By Brian George
In “The Real,” Parmenides said, “And thus it remains constant in one place; for hard necessity keeps it in the bonds of the limit that holds it fast on every side. Wherefore it is not permitted to what is to be infinite; for it is in need of nothing, while, if it were infinite, it would stand in need of everything…
“Since then, it has a furthest limit, it is complete on every side, like the mass of a primordial sphere, equally poised from the center point in every direction; for it cannot be greater or smaller in one place than another.”—Adapted from a translation by John Burnet
“Four Scouts to the New World” was written several years ago, but I have chosen to re-post it now because of its connection to the crisis—i.e., the earthquake, tsunami, and subsequent near nuclear meltdown—that is unfolding in Japan. One of the central themes of the essay is that any and all “perfect systems” have an innate tendency to self-destruct. The Tao Te Ching says, “The greatest perfection seems imperfect,” and “That which approaches perfection will soon end.”
People tend to use the words “tragedy” and “disaster” as if they were interchangeable; they are not. A “disaster” is an event that appears to happen by itself, that is thrust upon us from the external world—although this may or may not ultimately be so. A “tragedy,” on the other hand, is an event that directs us reexamine and to probe the highly peculiar nature of human action in the world. The key point is: That the actor has done nothing wrong.
It is sad, then—if each actor is free to act as badly as he wants—that I am somehow disallowed from hating all of my enemies! And after I worked hard for so many years to perfect my occult point of view. In the end, my perspective is no better and no worse than yours.
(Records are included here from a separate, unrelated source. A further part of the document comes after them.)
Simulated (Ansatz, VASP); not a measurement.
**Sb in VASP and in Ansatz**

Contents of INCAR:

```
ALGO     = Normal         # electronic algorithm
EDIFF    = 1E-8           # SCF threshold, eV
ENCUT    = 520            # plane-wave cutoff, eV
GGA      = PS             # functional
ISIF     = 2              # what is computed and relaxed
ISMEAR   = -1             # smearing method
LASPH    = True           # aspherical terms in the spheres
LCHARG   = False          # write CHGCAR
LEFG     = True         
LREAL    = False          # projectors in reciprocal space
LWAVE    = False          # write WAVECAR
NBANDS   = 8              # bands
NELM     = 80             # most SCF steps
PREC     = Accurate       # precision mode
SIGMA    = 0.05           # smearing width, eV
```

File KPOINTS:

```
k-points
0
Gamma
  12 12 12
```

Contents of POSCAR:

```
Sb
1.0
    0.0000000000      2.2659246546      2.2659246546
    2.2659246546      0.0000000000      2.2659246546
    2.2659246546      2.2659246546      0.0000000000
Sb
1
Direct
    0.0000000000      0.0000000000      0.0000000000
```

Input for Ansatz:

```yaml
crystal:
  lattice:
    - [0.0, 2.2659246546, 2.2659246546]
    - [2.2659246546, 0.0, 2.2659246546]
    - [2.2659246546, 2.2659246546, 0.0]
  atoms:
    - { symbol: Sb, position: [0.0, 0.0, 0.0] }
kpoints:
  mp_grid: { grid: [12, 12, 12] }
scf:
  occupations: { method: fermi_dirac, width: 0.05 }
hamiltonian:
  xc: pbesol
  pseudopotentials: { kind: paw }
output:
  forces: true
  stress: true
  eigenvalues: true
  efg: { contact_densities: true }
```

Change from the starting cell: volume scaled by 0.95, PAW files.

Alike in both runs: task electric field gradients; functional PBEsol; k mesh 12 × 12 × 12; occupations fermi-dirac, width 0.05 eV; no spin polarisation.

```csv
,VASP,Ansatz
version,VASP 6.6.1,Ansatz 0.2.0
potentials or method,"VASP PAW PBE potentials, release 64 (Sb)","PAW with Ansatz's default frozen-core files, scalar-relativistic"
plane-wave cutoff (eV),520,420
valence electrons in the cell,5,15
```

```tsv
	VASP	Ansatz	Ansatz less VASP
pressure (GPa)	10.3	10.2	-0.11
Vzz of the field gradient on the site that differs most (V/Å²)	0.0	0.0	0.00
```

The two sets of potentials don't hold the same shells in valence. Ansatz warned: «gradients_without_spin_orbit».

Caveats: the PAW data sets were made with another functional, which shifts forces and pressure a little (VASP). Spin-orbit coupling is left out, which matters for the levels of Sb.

Although faceless, perhaps GE executives from the 1960s are the true and unsung heroes of the story, for it was they who built the atomic plant at Fukushima—without which our general state of anxiety would have no point of focus. Conversely, although billions no doubt recognize his face, we should not assume that Obama’s role is of any great importance—not yet. Time will tell, as will we. There are no bad parts, only actors who are not prepared to take advantage of the moment, and who have not probed deep enough.
If the actor is to cultivate an other-than-human viewpoint, he must first confront the origin of his fear. Death calls the actor towards his own face in the mirror, at the same time that it warns him to immediately stay put.